427 IPC 2 years' R.I.
447 IPC 3 months' R.I.
435 IPC 2 years' R.I.
Kesar Singh }
Kesharkhan } 323 IPC 3 years' R.I.
Ramuram and }
Hathi Singh 323 IPC 2 years' R.I.
Narain s/o 325 IPC 2 years' R.I.
2. The occurrence took place at about 6 p.m. on December 15, 1968 at village Kalyanapura when the complainant and his party went to the plot situated at Khasra No. 558 and 559 and after constructing water channel from the well which is situated in Khasra No. 559, they also enclosed the entire plot by thorny bushes so as to close any possible access to the well. At this stage the appellants variously armed arrived at the scene of the occurrence and in the course of altercation are alleged to have assaulted Sugna, Ballu, Narain, Choona, Hanuman, Rekha and Roopa. Out of these persons, Roopa died as a result of the injuries received and PW 16 Narain and PW 18 Chimnaram received grievous injuries in the nature of fracture of the hand and fracture of the finger respectively. FIR was lodged at 1 a.m. at police station Fatehpur. After usual investigation, a chargesheet was submitted against the appellants who were tried and convicted by the Sessions Judge, Sikar as mentioned in the judgment. The High Court in appeal acquitted some of the accused and modified the conviction of others and has maintained the conviction and sentences of the appellants as described above. The facts of the case have been detailed in the judgment of the courts below and it is not necessary for us to repeat the same all over again.
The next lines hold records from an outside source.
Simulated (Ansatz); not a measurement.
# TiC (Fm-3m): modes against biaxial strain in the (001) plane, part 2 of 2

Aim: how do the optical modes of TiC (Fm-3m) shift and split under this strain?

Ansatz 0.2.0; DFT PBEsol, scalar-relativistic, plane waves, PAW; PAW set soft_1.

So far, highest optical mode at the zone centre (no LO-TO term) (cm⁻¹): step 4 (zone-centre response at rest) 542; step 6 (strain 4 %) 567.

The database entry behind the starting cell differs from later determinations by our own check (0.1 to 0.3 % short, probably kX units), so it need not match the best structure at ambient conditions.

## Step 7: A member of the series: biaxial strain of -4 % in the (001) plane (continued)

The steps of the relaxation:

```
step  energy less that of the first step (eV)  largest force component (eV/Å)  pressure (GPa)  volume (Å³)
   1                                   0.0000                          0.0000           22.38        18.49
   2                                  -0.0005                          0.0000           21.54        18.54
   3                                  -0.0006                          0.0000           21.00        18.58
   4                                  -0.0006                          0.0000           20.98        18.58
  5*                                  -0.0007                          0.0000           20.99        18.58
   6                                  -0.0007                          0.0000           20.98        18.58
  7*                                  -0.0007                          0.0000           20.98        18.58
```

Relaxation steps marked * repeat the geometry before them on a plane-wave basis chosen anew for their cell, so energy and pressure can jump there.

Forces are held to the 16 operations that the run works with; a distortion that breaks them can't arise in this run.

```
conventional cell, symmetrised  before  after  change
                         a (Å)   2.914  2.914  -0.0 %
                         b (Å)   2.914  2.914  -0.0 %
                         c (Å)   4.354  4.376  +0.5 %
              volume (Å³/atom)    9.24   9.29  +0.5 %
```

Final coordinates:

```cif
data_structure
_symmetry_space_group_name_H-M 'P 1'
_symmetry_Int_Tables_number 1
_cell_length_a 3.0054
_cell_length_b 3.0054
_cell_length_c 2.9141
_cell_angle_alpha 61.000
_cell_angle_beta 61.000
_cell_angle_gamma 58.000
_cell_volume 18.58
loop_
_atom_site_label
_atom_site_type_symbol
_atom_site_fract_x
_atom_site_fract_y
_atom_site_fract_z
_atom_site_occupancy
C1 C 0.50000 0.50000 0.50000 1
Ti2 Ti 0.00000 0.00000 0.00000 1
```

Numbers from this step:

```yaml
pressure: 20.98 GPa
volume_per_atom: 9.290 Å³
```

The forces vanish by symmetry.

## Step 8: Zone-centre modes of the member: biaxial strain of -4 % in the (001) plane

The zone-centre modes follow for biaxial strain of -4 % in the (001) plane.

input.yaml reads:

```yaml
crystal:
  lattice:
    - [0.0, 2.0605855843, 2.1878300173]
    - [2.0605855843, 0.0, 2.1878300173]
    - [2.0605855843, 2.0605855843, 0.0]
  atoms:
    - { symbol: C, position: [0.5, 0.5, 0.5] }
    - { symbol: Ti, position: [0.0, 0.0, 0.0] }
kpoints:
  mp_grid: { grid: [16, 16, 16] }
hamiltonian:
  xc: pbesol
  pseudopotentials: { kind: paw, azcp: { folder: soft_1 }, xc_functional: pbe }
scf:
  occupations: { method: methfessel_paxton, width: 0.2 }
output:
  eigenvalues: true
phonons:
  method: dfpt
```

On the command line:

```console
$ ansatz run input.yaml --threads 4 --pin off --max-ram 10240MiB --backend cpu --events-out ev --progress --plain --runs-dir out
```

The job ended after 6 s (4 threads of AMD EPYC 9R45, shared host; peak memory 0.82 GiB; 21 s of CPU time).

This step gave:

3. Appearing for the appellants. Mr. Jain has raised a short point before us and has attacked the findings arrived at by the High Court in respect of the charges under Sections 149 and 147 and 447 of the IPC and has contended that these charges must necessarily fail because the appellants were not inspired by any unlawful object but were seeking to assert their legal customary right which they undoubtedly possessed. It is also contended that the appellants had undergone substantial part of the sentence of imprisonment and hence their sentences may be reduced. We are of the opinion that the contention raised by learned for the appellants is well-founded and must prevail. The High Court while considering the evidence led by the prosecution came to the following findings :
(1) The accused had the right to take water from the well for themselves and for their cattle. The village cattle also used to sit on the land in case there was no crop on it. The villagers also repaired the well in the year 1962. This well is the only well which provides drinking water to the villagers.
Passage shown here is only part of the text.